The court considered whether rain damage to a house was barred by the policy's mold exclusion. Stewart v. State Farm Fire & Cas. Co., 2012 U.S. Dist LEXIS 127804 (D. S.D. Sept. 7, 2012).
The insureds hired DJ Construction to build a new home. Before construction was completed, it was discovered that DJ Construction and some of its subcontractors had failed to protect the partially constructed house from the elements, which allowed melting snow and rain to intrude into the house. Soon after this discovery, DJ Construction abandoned the project. The house remained incomplete and uninhabitable.
The insureds sued DJ Construction. They also filed a claim under their homeowner's policy with State Farm. The insureds claimed the cause of their loss was rainwater. When the claim was denied, the insureds sued State Farm.

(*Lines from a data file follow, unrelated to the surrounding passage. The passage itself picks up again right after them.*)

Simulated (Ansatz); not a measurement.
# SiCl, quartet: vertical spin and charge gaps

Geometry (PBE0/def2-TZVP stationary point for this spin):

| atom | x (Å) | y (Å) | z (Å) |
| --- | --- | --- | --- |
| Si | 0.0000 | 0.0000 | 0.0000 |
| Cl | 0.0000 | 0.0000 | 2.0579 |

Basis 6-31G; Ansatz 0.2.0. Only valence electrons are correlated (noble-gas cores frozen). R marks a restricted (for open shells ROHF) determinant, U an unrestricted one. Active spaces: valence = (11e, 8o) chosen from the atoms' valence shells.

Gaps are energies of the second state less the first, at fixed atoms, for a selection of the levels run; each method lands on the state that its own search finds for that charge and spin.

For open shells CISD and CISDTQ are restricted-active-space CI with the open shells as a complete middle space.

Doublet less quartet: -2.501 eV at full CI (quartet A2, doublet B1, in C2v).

The fungus exclusion contained an "anti-concurrent causation clause," which stated the policy did not cover any loss which would not have occurred in the absence of fungus regardless of "whether other causes acted concurrently or in any sequence with the excluded event to produce the loss." The court held this provision precluded application of the efficient proximate cause doctrine to the fungus exclusion itself. The insureds could not recover for any loss that would not have occurred in the absence of fungus, regardless of whether a covered peril was the efficient proximate cause of the loss.